Ducktown, Tennessee
Ducktown, Tennessee
Tucked in a valley of the Cherokee National Forest , on the border of Tennessee, North Carolina, and Georgia, Ducktown once reflected the beauty of the surrounding Appalachian Mountains. Instead, Ducktown and the valley known as the Copper Basin now form the only desert east of the Mississippi. Mined for its rich copper lode since the 1850s, it had become a vast stretch of lifeless, red-clay hills. It was an early and stark lesson in the devastation that acid rain and soil erosion can wreak on a landscape, one of the few man-made landmarks visible to the astronauts who landed on the moon.
Prospectors came to the basin during a gold rush in 1843, but the closest thing to gold they discovered was copper, and most went home. But by 1850, entrepreneurs realized the value of the ore, and a new rush began to mine the area. Within five years, 30 companies had dug beneath the topsoil and made the basin the country's leading producer of copper.
The only way to separate copper from the zinc, iron, and sulfur present in Copper Basin rock was to roast the ore at extremely high temperatures. Mining companies built giant open pits in the ground for this purpose, some as wide as 600 ft (183 m) and as deep as a 10-story building. Fuel for these fires came from the surrounding forests. The forests must have seemed a limitless resource, but it was not long before every tree, branch, and stump for 50 mi2 (130 km2) had been torn up and burned. The fires in the pits emitted great billows of sulfur dioxide gas—so thick people could get lost in the clouds even at high noon—and this gas mixed with water and oxygen in the air to form sulfuric acid , which is main component in acid rain. Saturated by acidic moisture and choked by the remaining sulfur dioxide gas and dust, the undergrowth died and the soil became poisonous to new plants. Wildlife fled the shelterless hillsides. Without root systems, virtually all the soil washed into the Ocoee River, smothering aquatic life. Open-range grazing of cattle, allowed in Tennessee until 1946, denuded the land of what little greenery remained.
Soon after the turn of the century, Georgia filed suit to stop the air pollution which was drifting out of this corner of Tennessee. In 1907, the Supreme Court, in a decision written by Justice Oliver Wendell Holmes, ruled in Georgia's favor, and the sulfur clouds ceased in the Copper Basin. It was one of the first environmental-rights decisions in the United States. That same year, the Tennessee Copper Company designed a way to capture the sulfur fumes, and sulfuric acid, rather than copper, became the area's main product. It remains so today.

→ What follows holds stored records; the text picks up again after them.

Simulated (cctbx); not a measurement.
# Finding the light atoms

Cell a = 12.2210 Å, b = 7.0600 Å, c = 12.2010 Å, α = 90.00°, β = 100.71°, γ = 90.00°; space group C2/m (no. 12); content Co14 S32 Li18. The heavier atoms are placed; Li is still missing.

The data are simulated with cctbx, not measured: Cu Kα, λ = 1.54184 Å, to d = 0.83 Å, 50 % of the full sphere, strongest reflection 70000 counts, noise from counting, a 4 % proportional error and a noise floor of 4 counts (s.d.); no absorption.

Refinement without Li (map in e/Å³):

Ducktown was the first mining settlement in the area, and residents now take a curious pride not only in the town's history, but in the eerie moonscape of red hills and painted cliffs that surrounds it. Since the 1930s, Tennessee Copper Company, the Tennessee Valley Authority , and the Soil Conservation Service have worked to restore the land, planting hundreds of loblolly pine and black locust trees. Their efforts have met with little success, but new reforestation techniques such as slow-release fertilizer have helped many new plantings survive. Scientists hope to use the techniques practiced here on other deforested areas of the world. Ironically, many of the townspeople want to preserve a piece of the scar, both for its unique beauty and the environmental lesson of what human enterprise can do to nature , as well as what it can undo.
See also Acid waste; Ashio, Japan; Mine spoil waste; Smelter; Sudbury, Ontario; Surface mining; Trail Smelter arbitration
[L. Carol Ritchie ]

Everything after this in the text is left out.